Batch Processing Pipeline (Macros)

The ultimate power-user tool. Apply an entire sequence of mathematical operations to dozens of spectra with a single click.

How to use: Check the boxes for the operations you want to apply (Cut, Smooth, Baseline, Normalize), adjust the specific parameters, and click Run Pipeline. RDRS SpectraLib will sequentially chain the math together in the background.

Find Peaks

Automatically detect and label peaks (maxima) or valleys (minima) based on height thresholds.
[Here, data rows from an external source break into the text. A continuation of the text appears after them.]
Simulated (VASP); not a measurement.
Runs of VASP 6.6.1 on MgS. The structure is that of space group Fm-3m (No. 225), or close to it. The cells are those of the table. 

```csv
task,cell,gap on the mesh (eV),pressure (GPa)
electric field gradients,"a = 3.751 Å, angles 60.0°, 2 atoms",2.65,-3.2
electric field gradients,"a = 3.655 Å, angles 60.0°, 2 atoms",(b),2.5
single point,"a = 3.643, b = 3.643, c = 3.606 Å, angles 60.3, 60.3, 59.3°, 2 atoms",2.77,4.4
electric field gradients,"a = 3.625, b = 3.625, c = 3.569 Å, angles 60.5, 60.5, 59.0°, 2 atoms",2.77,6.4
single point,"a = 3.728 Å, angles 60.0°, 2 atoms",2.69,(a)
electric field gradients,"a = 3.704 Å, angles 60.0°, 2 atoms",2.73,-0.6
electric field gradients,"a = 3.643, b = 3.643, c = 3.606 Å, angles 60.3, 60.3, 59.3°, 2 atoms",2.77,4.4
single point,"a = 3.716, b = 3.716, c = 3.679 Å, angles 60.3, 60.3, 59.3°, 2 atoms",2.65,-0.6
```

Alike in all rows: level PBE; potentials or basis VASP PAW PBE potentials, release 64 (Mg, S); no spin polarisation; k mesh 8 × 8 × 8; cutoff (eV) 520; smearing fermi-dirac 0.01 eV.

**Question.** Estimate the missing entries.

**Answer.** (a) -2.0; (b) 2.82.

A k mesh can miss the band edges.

When peaks are found, RDRS SpectraLib automatically calculates the FWHM (Full Width at Half Maximum) for crystallographic analysis. The results are automatically logged to the Console and exported in your PDF reports.

Integrate Peak Area

Calculates the area under a curve, which is proportional to chemical concentration.

How to use: Click the ✛ Cursor tool in the left panel to find the X-axis start and end points of your peak. Enter those numbers here. The Console Log will open and display the Total Area (down to zero) and the Net Area (above the local background).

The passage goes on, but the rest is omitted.